Ara Norenzayan and colleagues have received the Daniel M. Wegner Theoretical Innovation Prize for their paper “The Cultural Evolution of Prosocial Religions“, a theory of the origins and rise of prosocial religions and the cultural evolution of these religious beliefs.
Awarded by the Society for Personality and Social Psychology (SPSP), the prize recognizes an article or book chapter that has been “judged to provide the most innovative theoretical contribution to social/personality psychology.”
“This paper is the end result of an exciting joint effort between five social psychologists, a historian, and an anthropologist,“ says Norenzayan, a professor in the department of psychology at UBC. “It’s an honour to receive this award that recognizes the value of such an interdisciplinary collaboration that tackles interrelated questions about the origins of faith, the expansion of cooperation and conflict, and cultural persistence and change.”
The 2017 prize was also awarded to Will Gervais, Joseph Henrich, Rita McNamara, Azim Shariff, Edward Slingerland, and Aiyana Willard, co-authors of the article. More.

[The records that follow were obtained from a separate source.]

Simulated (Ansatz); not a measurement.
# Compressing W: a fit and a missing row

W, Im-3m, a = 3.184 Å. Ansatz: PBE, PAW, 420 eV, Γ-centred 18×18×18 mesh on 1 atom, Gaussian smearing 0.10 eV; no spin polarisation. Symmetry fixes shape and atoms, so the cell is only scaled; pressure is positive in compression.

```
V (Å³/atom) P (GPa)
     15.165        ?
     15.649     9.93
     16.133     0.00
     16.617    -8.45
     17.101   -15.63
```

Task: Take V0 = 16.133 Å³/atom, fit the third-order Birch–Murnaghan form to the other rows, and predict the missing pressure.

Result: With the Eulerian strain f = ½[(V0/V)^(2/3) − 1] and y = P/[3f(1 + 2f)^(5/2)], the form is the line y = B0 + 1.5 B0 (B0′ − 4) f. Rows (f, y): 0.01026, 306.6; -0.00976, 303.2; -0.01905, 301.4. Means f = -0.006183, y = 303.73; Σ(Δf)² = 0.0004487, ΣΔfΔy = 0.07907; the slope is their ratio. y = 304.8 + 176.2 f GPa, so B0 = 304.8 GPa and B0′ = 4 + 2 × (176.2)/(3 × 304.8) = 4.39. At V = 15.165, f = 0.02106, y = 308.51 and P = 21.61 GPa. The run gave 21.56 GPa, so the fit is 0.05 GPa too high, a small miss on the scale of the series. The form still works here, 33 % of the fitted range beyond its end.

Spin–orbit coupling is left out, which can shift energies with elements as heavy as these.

Please join us in congratulating the authors on this award!
About
Ara Norenzayan is professor of psychology at the University of British Columbia, and a co-director of UBC’s Centre for Human Evolution, Cognition, and Culture (HECC). He has published widely on the evolutionary origins of religion, and the psychology of religious diversity in today’s globalized world. He is the author of Big Gods: How Religion Transformed Cooperation and Conflict.